Congress Returns; Appears No Closer to Reconciling House and Senate 302(b) Allocations or Solving Border Wall Funding.  The threshold obstacle to moving FY 20 appropriations bills is the lack of an agreement between the House and Senate on the 302(b) allocations to each subcommittee. Reportedly, little progress has been made despite prior agreements on the aggregate spending amount (and also the defense vs. non-defense ceilings). There is no consensus on how much of those totals will be allocated to specific areas. Notably, a main sticking point is how much money will go to Labor-HHS programs versus how much money will go to Homeland Security programs. Even if 302(b) allocations were resolved, Congress also faces a fight over whether border wall funding will be appropriated (and how much, if any) or resolved by acquiescing, by default, to the Administration’s plan to transfer funds from military construction projects.

Does the Current Impasse Over FY 20 Spending Risk a Shutdown?  Both House and Senate appropriators are determined to complete the appropriations process. After all, it’s their job to do so, and failure is both consequential and highly visible. On the other hand, the Washington Post, on October 17, speculated that a shutdown is a possibility, maybe when the current CR expires on November 21.  This week’s Analysis and Commentary explores the question: if the funding impasse continues, could FDA face another shutdown?
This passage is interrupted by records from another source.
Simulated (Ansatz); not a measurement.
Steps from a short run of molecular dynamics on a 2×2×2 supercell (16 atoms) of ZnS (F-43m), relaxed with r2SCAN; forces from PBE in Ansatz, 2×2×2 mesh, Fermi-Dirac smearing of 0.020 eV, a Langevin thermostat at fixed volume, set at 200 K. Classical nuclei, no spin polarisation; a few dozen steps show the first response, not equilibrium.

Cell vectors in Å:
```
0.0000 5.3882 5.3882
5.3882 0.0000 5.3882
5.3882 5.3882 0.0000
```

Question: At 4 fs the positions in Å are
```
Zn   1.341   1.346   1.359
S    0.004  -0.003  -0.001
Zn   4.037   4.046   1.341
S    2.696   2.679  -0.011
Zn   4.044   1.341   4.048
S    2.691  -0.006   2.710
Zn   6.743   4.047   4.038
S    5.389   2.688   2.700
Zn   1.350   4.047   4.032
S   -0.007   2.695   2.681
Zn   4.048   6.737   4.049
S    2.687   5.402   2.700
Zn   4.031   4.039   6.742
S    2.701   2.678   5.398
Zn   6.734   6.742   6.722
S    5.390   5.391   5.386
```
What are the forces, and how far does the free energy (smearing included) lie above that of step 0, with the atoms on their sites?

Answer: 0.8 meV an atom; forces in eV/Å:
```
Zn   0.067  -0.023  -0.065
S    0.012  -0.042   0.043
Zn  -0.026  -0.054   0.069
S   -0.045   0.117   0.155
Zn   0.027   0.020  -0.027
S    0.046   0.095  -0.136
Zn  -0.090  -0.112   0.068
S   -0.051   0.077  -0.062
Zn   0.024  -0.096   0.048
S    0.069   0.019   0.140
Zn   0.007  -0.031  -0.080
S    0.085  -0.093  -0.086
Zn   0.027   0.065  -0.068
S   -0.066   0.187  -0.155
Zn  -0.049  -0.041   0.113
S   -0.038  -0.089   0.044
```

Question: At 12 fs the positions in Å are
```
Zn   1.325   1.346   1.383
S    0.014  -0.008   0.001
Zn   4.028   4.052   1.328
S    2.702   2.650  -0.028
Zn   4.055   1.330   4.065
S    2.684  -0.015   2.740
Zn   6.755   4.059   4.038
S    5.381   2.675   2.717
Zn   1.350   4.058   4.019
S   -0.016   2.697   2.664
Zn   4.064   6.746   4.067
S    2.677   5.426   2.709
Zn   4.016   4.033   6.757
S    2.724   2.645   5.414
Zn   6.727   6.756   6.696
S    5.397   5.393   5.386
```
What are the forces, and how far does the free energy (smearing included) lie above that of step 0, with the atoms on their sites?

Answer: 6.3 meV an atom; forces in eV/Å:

Senate to Start Floor Action on Appropriations Bills.  While negotiations continue on 302(b) allocations, the Senate has scheduled debate and votes next week on funding bills that were approved in September by the Senate Appropriations Committee.  Reportedly, Senate Majority Leader McConnell plans to take up the relatively uncontroversial House-passed H.R. 3055 (Commerce-Justice-Science, Ag-FDA, Military Construction-VA, and Transportation-HUD) and substitute the Senate version of funding for those agencies. Interior-Environment may also be tossed in. Politico reports that

If that bundle can win bipartisan support, then the Senate would take up a more difficult second package, H.R. 2740, which includes the Defense, Labor-HHS-Education, State-Foreign Operations and Energy-Water measures.

It is still unclear whether this is: (1) an attempt to firmly establish the Senate position on funding levels before conferencing with the House on 302(b) levels and actual bills, or (2) a prelude to reaching quick agreement with the House on the bills that are not encumbered by controversy (such as Agriculture/FDA) and moving those to the President for signature. So far, the White House (and presumably some Congressional Republicans) feel they would lose leverage unless Defense (and possibly Homeland Security) become law first. Democrats can’t agree to that because they would then lose leverage on domestic funding bills and border wall funding.

House Appropriations Committee Due Shake-Up After 2020 Election. Representative Nita Lowey (D-NY), chair of the House Appropriations Committee, announced that she will not run for re-election. This has already set off a scramble for who will succeed her as the Committee’s top Democrat. Among those committee Democrats likely to be around next Congress and potentially interested in succeeding Lowey are: Marcy Kaptur (Ohio), Rosa L. DeLauro (Connecticut), David Price (North Carolina), and Sanford Bishop (Georgia).  Other senior Democrats have taken themselves out of consideration: Peter Visclosky (Indiana) and Lucille Roybal-Allard (California). Representative Kaptur has the most seniority, but that is no longer the sole criterion to be chairman or ranking member of a House committee.

Annual Budget Deficit Climbs, Threatening Federal Programs, and the Economy. The estimated annual federal deficit (excess of spending over revenues) for FY 19 is $987 billion. This is expected to continue to grow to more than $1 trillion dollars per year for the next few fiscal years. This foreshadows increasing pressures to cut non-defense discretionary spending. As we have noted a number of times, the annual deficit cannot be meaningfully closed by such cuts. The total of all federal discretionary spending (defense as well as non-defense) is itself just a bit over $1 trillion. Ultimately, Congress must address revenue or non-discretionary programs to generate enough dollars to start reducing the annual deficit.